A Marketer's Take on the Mayer Brown Layoffs
What's the marketing impact of Mayer Brown's elimination of 45 partnerships? Why not ask than longtime MBRM Marketing Director Jonathan Asperger, a veteran of seven years at the 1,500 lawyer firm?
(Note: Mayer Brown has been Jon's client and will be in the future, but he has no current engagement.)
The firm had too many partners -- roughly one per 1.7 associates. "Relative to the firms with which it competes on a national and global basis, Mayer Brown was underleveraged. Some of these firms have 4, 5 or 6 associates per partner," he said, "and leverage has a big impact on profits per partner calculations."
Now a business development coach and captain of Asperger Partners LLC, of LaGrange, IL, Jonathan thinks Mayer Brown's clients will be sympathetic. "An enlightened corporation will say 'we face the same market pressures. If you feel this will enhance your ability to attract and hold top talent, do what you need to do.'"
The layoffs keep the survivors loyal. The remaining partners will be sharing the pie with fewer people, thereby giving them the equivalent of a 10% pay raise. "That assumes the departures have no significant effect on revenues, which is a fair assumption. This isn't a firm in trouble. It's a firm whose profitability keeps growing, but at slower rate than some of the firms with whom they compete," Jon said.
He was not surprised by the layoffs. "The partner-for-life arrangement has become anachronistic. Most lateral moves are initiated by the departing partner, but it's a two-way street - if lawyers can pick up and go to other firms, firms should be free to tweak their partnership ranks," he said.
Were so many layoffs at once necessary? "They could have stretched it out over a year or two, but by doing it in one, fell swoop they bump up their PPP immediately while creating less uncertainly for those who remain. It says, 'we've raised the standards of partnership here - and you make the grade.' It's not unlike former GE Chairman Jack Welch's practice of firing the bottom 10% of his managers each year. Some of Mayer Brown's remaining partners may find it disconcerting, some may find it motivational.

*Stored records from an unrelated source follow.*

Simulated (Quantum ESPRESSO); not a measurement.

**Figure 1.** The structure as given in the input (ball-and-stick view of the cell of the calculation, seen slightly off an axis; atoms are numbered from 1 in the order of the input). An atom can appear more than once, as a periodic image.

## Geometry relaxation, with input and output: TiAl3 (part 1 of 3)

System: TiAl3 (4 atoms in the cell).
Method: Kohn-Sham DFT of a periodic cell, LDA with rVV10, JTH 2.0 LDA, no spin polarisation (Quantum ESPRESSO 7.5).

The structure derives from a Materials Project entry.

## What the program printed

In fact, the layoffs could be good for recruiting. "While the security of a Mayer Brown partnership may have slipped, the value of the partnership just went up. That makes it more enticing to laterals and, arguably, more attractive to recruits. Lawyers and law school students do look at PPP as a measure of firm prestige," he said.
Were the layoffs based on greed? "It's easy to say 'you're making $1 million year, isn't that enough?' But many of the top lawyers in the world, at Mayer Brown and elsewhere, make far more than $1 million a year. What drives them isn't so much greed as it is ambition. They want to be the best."